I have the feeling it is not just an unsolved problem, but also an undefined problem.
I noticed there was song data errors in places - for example, in this chart (http://www.degeneratestate.org/static/metal_lyrics/clusters....), in the most representative songs for Tiamat, it lists White Pearl, Black Oceans. That is a song by Sonata Arctica. It also lists 3 versions of the same song for Nightwish in most representative songs (Elan). Similar mistakes are made for various bands in that chart (Symphony X, Hammerfall, Therion, Sabaton, Stratovarius, Helloween, Within Temptation, etc.).
This was interesting to read in general though, especially as someone who listens to metal quite frequently (mostly of the power metal variety).
He mentioned that in the article:
> What's interesting is that while the most representative songs for each band are mostly their own songs, occasionally other bands songs creep in. For example, "Wrathchild", is an Iron Maiden song, not a Diamondhead song.
I don't think it's a problem with the song data. When the algorithm picks a song it considers most lyrically representative of a band, it chooses from all the songs in the dataset, and it doesn't always pick a song by that band.
That list of most and least metal words, if I didn't know where they were from, I'd have guessed was the 19th-C. Romantic reaction to the Enlightenment (except for a few anachronisms like 'gonna'). How metal was Edgar Allan Poe?
There's also Ahab, who based a fantastic album on the narrative of Arthur Gordon Pym[0]. It's sort of halfway between funeral doom and your Isis/Neurosis style stuff.
There is something to be said about song structure. Most songs will have a chorus, which is repeated throughout the song. Choruses will generally have higher 'readability' because they are meant to be more memorable. If you don't pre-process your corpus by removing repeating paragraphs, then your comparisons to the brown corpus are not as valid, since brown doesn't use repetition.
I believe that the convention on darklyrics is to either elide or replace with "[chorus]" all repetitions of the chorus after the first. A few spot checks seem to confirm this, but I can't find an official policy on it.

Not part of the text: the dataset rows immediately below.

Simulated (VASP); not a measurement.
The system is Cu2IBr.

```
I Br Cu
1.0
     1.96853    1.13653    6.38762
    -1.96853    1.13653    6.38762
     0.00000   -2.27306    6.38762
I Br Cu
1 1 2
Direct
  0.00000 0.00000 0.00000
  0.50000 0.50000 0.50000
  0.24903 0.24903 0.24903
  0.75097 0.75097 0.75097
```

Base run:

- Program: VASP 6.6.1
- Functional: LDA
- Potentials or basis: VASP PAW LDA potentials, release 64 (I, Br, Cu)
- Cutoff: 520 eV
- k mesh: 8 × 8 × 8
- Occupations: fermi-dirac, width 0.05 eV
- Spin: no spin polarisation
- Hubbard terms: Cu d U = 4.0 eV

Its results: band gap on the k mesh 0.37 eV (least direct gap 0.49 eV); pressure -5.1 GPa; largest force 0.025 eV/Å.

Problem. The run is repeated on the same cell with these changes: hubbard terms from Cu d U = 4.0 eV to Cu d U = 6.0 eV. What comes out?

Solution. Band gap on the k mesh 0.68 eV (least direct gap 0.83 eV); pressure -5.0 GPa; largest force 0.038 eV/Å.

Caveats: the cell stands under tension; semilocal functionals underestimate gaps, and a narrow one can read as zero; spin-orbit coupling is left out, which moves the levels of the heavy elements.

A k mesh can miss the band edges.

I'm suprised no difference between american and european metal was found. I feel like they are quite different, but it seems this is not supported by this data.
I found it amusing that Venom and Running Wild are grouped together in the first step. But well, by the lyrics it fits. The rest matches my expectations surprisingly well.
I wonder if the clustering method can be used/is used by apps like Spotify to create a list of "related bands", as the graph at the end was fairly accurate.